Sufficient condition for $L^1$-convergence of random variables

54 Views Asked by At

Assume that $X_n$ is a sequence of non-negative random variables such that

$$ \Bbb E[X_n] \to c $$

for some constant $c > 0$. From this we want to deduce the $L^1$-convergence

$$ \Bbb E[|X_n-c|] \to 0. $$

Now, finding a bound for this term turned out to be quite the challenge and I'm not really sure how I should prove this, or whether this is even true. Triangle inequality, reverse triangle inequality, none of these things work. I'm at a loss here. Can someone help me out?

1

There are 1 best solutions below

0
On BEST ANSWER

Example for measure space, that the claim is not true:

Take $X_n = 1_{[n, n+1)}$ in a $(\mathbb{R}, \mathcal{B}(\mathbb{R}), \lambda)$ measure space.

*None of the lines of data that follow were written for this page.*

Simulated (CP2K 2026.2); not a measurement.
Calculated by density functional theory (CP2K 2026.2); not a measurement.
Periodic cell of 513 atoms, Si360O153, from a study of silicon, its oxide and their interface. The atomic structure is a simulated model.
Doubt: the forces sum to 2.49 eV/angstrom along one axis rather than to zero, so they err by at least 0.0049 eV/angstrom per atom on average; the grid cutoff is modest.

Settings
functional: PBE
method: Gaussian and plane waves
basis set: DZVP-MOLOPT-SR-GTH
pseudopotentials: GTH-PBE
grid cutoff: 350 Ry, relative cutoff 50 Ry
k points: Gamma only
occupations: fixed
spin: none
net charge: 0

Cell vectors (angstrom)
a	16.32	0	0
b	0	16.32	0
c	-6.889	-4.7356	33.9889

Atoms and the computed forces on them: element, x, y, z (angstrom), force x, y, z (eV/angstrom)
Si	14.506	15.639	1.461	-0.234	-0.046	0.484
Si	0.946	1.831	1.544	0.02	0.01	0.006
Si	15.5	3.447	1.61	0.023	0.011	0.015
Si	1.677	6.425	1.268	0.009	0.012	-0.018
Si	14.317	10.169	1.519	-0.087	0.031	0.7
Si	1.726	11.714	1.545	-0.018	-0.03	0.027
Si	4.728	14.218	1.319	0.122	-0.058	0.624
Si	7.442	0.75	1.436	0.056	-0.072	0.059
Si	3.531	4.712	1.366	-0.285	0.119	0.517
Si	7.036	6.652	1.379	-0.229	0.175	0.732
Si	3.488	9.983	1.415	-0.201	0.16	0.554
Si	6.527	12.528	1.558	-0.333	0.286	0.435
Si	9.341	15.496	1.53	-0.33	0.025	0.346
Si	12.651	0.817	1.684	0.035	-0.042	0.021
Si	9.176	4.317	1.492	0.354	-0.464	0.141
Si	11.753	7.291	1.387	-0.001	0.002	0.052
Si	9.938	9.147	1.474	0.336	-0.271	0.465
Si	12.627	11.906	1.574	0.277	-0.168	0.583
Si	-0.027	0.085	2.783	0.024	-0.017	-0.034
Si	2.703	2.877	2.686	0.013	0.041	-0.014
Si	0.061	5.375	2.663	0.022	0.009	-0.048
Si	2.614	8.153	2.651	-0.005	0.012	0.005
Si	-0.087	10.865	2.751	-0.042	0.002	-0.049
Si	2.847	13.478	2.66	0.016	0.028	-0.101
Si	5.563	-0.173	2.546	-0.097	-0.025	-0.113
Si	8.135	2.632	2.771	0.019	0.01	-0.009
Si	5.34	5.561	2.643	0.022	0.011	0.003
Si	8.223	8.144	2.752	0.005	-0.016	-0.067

$\mathbb{E}(X_n) = 1 \underset{n \to \infty}{\to} 1$

$\mathbb{E}(\lvert X_n - 1 \rvert) = \infty \neq 0$

Example in probability space: Let $(\Omega, \Sigma) = ([0,1], \mathcal{B}([0,1]))$ with Lebesgue measure on it.

Let $X_n = n \cdot 1_{\left[0, \frac{1}{n}\right)}$.

$\mathbb{E}(X_n) = 1 \underset{n \to \infty}{\to} 1$, but

$\mathbb{E}(\lvert X_n - 1 \rvert) \to 2 \neq 0$.